14/03/2026

Preparing the Next Generation: Climate Education in Australian Schools - Lethal Heating Editor BDA

Key Points
  • Climate education is expanding across Australian schools through curriculum reform and new teaching resources.[1]
  • However it is not mandatory in every subject or year level, creating uneven teaching across states and schools.[2]
  • States such as Victoria and NSW are integrating climate science through policy frameworks and digital resources.[3]
  • Teachers increasingly draw on national programs and university resources to enrich lessons.[4]
  • Students learn climate science through interdisciplinary subjects and practical projects.[5]
  • Professional associations argue that clearer national requirements are needed for consistent climate education.[6]

On a warm morning in western Sydney, a Year 6 class gathers around a digital weather dashboard projected onto the classroom wall. 

The screen shows temperature trends across New South Wales, rainfall maps, and projected heatwaves for the coming decades.

For the students watching the coloured lines climb slowly upward, climate change is not an abstract debate. It is the future of the streets they live on.

Across Australia, teachers are experimenting with ways to help students understand the climate crisis through science, geography, economics, and even literature. Yet the national education system remains uneven, fragmented across states and sectors, and often uncertain about how directly the subject should be taught.

A Curriculum in Transition

Australia’s national curriculum includes “Sustainability” as a cross-curriculum priority, which means climate related concepts can appear in many subjects.[1] Students may encounter the greenhouse effect in science lessons, land management in geography, or renewable energy debates in economics classes.

However the curriculum rarely mandates explicit references to climate change in every year level. This flexibility allows schools to design localised lessons, but it also creates large differences in how deeply the topic is explored.

Researchers who study environmental education say the system reflects a broader tension. Climate change is widely recognised as a defining issue of the century, yet educational policy still treats it as one theme among many.
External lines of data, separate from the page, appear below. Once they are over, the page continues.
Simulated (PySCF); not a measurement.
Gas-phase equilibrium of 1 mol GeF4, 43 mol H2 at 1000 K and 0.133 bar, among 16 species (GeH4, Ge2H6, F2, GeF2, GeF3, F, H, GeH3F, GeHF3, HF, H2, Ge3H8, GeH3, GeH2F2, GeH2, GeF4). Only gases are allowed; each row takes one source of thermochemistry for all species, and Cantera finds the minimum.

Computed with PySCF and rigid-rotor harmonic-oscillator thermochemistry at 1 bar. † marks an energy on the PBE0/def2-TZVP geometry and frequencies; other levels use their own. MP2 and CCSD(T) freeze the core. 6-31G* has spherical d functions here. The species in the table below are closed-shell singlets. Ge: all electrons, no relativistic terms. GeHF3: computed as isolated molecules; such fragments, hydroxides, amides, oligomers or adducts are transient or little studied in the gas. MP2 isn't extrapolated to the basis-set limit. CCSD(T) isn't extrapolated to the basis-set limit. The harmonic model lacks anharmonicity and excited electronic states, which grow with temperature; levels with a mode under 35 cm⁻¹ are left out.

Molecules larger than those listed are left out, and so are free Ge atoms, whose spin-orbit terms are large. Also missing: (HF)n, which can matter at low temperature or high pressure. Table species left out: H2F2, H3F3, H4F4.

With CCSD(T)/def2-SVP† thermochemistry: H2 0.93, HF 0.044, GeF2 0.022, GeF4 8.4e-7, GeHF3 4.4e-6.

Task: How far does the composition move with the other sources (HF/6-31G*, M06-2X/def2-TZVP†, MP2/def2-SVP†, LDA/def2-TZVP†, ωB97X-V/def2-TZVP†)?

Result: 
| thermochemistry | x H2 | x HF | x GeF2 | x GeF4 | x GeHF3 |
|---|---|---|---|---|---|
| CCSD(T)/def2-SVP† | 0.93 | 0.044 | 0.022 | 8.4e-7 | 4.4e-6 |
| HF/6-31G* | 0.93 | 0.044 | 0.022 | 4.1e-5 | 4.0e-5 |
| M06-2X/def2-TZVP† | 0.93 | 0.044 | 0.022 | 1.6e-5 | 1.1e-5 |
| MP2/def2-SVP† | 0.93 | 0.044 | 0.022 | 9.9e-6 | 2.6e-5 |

Why Climate Education Varies Across Schools

Climate change education is not taught uniformly in every Australian classroom. Part of the reason lies in the federal structure of education policy.

The national curriculum sets general learning outcomes, but each state decides how strongly to emphasise particular topics. Teacher workload also shapes what appears in classrooms.

Educators often report that crowded syllabuses leave limited time for extended climate units. Many teachers still rely on their own initiative, combining curriculum requirements with personal interest in environmental issues.

Victoria’s Climate Adaptation Strategy

In Victoria, the education system has taken a more structured approach. The Education and Training Climate Change Adaptation Action Plan 2022–2026 sets out policies that address both curriculum content and school infrastructure.[3]

The plan includes climate literacy programs for students and professional development for teachers. It also focuses on adapting school buildings to extreme heat and bushfire risk.

In this model, climate education extends beyond textbooks into the physical design of the school environment.

Local Climate Knowledge in New South Wales

In New South Wales, teachers often turn to the state government’s AdaptNSW platform for classroom resources.[3] The website provides climate projection maps that show expected temperature increases, rainfall changes, and coastal impacts across different regions.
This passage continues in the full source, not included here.